Oona: You recently received a degree in Creative Writing from USC. Congrats! What impact do you think getting a higher education has had on you as an artist?

Kristiane: I originally thought in high school that I wanted to go to college for songwriting but I didn’t get into the USC songwriting program. But I’m so grateful. Hindsight is such a beautiful thing because I loved being a creative writing major. I think it strengthened my ability in all forms. I actually wrote a novel during quarantine. And it also made songwriting a lot less formulaic for me.

Oona: Are you reading anything right now?

Kristiane: I am right now. I’m reading the Idiot. Britt actually recommended it to me. It’s literally phenomenal.

Oona: No way. I think she just recommended that to me. <Laugh>

Kristiane: <Laugh> I also just read this book and it’s super under the radar. It’s called Cleopatra in Frankenstein and I don’t know why more people don’t know about it. Or maybe they do, and I don’t know anything. It reminds me of Sally Rooney, but more visceral. Really good.

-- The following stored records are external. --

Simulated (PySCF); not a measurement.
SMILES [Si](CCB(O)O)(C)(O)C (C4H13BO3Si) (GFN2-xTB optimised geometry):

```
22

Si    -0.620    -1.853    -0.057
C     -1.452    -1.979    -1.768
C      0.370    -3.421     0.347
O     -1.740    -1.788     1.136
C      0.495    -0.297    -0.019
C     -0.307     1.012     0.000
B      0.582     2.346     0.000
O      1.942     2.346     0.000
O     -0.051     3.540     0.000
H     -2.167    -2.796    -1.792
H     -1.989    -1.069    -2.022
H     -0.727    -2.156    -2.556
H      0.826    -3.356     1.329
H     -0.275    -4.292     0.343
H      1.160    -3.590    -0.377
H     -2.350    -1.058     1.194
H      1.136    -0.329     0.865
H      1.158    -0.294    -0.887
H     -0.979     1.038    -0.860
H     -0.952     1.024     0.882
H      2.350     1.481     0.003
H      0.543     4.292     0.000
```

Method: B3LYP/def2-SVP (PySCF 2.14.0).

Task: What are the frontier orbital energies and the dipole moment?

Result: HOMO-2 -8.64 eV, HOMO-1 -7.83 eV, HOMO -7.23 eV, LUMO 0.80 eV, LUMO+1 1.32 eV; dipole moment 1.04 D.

Oona: Done. That’s next on my list. You have a really different feel in this new EP, State Lines. What changed in your life to take you from the melancholy of your debut album to the energized resonations in your second album?

Kristiane: I think honestly it’s such a reflection of my change in mental state. Because with the first EP, it was during this time in my life where I was so insecure. I mean, I still am. But back then it was crippling. So there was this softness and vulnerability. And I found a lot of freedom from expressing that. But then with this new project, there’s more of a catharsis because I let go of so much. I feel more assured with who I am and with what I have. And also the sounds that I’m really drawn to are either girl rock Anthems or very soft strummings on the guitar. The latter is honestly what I want to continue to foster and develop. Cause at the end of the day I’m a songwriter. But I really loved exploring this anthemic rock style because there’s something really freeing about it when I listen to the songs.

Oona: On State Lines, you worked with producer Cooper Holzman. What did your process together look like? And how did he help shape this new sound?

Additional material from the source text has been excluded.